Congress of Secrets by Stephanie Burgis
Published: 01.11.2016 by Pyr
Genre: Historical Fiction, Fantasy, YA
Rating: 4.5/5 stars – ★★★★.5
I received this book from the publisher through Edelweiss in exchange for an honest review. This does not affect my opinion in any way.
Synopsis: In 1814, the Congress of Vienna has just begun. Diplomats battle over a new map of Europe, actors vie for a chance at glory, and aristocrats and royals from across the continent come together to celebrate the downfall of Napoleon…among them Lady Caroline Wyndham, a wealthy English widow. But Caroline has a secret: she was born Karolina Vogl, daughter of a radical Viennese printer. When her father was arrested by the secret police, Caroline’s childhood was stolen from her by dark alchemy. Under a new name and nationality, she returns to Vienna determined to save her father even if she has to resort to the same alchemy that nearly broke her before. But she isn’t expecting to meet her father’s old apprentice, Michael Steinhüller, now a charming con man in the middle of his riskiest scheme ever.

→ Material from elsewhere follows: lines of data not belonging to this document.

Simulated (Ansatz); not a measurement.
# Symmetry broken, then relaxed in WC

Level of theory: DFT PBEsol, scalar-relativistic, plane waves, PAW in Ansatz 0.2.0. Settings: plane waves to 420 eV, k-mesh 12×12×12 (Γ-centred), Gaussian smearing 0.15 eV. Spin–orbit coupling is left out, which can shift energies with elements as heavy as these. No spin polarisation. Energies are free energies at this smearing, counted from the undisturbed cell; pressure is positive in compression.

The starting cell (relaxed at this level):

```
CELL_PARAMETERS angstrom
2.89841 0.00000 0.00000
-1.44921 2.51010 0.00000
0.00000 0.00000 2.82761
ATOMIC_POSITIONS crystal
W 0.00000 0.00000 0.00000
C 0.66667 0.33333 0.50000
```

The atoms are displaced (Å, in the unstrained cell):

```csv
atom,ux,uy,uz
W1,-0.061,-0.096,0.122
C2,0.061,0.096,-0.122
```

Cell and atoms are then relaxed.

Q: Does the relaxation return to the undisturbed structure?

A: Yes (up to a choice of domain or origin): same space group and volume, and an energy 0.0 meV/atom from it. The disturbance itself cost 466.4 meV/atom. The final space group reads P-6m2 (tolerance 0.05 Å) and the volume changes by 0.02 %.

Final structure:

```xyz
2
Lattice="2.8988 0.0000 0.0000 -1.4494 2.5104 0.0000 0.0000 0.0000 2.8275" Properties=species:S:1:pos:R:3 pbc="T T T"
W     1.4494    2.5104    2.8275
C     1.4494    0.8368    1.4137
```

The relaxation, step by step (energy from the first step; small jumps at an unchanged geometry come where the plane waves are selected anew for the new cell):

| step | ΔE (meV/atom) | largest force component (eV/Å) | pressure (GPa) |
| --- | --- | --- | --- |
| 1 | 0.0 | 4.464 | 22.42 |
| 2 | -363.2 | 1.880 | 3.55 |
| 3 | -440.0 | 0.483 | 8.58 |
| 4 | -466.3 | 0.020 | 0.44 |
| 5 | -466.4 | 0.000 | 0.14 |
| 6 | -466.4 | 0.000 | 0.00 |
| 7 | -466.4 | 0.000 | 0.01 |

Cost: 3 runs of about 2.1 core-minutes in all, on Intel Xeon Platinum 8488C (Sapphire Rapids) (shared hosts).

When I saw this book on Edelweiss, I was immediately intrigued. Historical fiction? Yes please. Set in Europe? Yes please. With a slight fantasy twist? Yes please. It sounded like everything I want in a book. And then I saw that Lynn from Lynn’s Books really enjoyed it too, so I had to pick it up. I’m so glad to say I wasn’t disappointed.
This book is set during a period in time I barely know anything of, The Congress of Vienna. For those of you who don’t know, the Congress of Vienna took place after Napoleon was defeated and exiled to Elba. It served the purpose of bringing all the rulers and nobility of the countries conquered by Napoleon together, and to have them work out how to divide his empire again.
It’s kind of shameful to say that I barely know anything about the Napoleonic wars, and I knew next to nothing about The Congress of Vienna. It’s extremely embarrassing to admit that, as Belgium was also involved in said wars. We just always seem to be stuck between warring countries.
I absolutely adored this glimpse into the time period. I loved the parties, the luncheons, the carriages, the extreme spending habits of the nobility, the underground pamphleteers, but above all I loved the glimpse into the royals. The Tsar of Russia, politicians from France, the rulers of Prussia, and Emperor Francis of Austria… Isn’t that quite the gathering?
I loved everything about this setting. It felt so vibrant and rich to me, and I could imagine myself walking the streets of Vienna -even though I’ve never been there before. I have the intense desire to do so now, though.
I feel like I can’t tell you much about the story line of this book, because I don’t think the synopsis does so either. All you need to know is that it takes place during the Congress of Vienna -and that not every nobleman or -woman truly is one.
It was a captivating story, and I read at every available moment on the train and metro. I just had to know what would happen next! Especially the last 25% just flew by. I barely even registered that my train had actually arrived.
I also don’t want to tell you too much about the characters, because I feel like you have to get to know them yourself. But here’s the short(ish) version.
The first main character we follow is Michael. He returns to Vienna in disguise, his head full of plans. He was incredibly interesting. He’s charming and kind, and at first it seems like there’s not much going on underneath the charm. But as you get to know him better, you discover some deep hurts he’s been repressing. I loved getting to know his more vulnerable side -and watching him rediscover it.
The second main character is Caroline. I love her so much, she’s such a strong woman. I think it’s safe to say that she’s been through an incredible amount of pain -both physical and emotional. But she is still here, fighting. I have so much admiration for her. And I thought she was incredibly witty. That’s another aspect of this book I really enjoyed. It’s witty, but in a historical way. Instead of sarcasm, they use a more underhanded way of insulting each other or making ridiculous comments. It’s very fun.
We follow several more characters, obviously. One of which is the Emperor of Austria, for whom I feel nothing but contempt. There is also one other person, I don’t want to say who it is, who made me want to set him on fire. He is the typical guy who is angry at a woman because she doesn’t love him back but feels like she should because he’s always been nice to her. GRRR. MAKES ME SO ANGRY.
Overall, I’d highly recommend this book. It was a fun and captivating read, set in a place and period of time I haven’t read many books of. I’ll definitely check out more of this author’s work!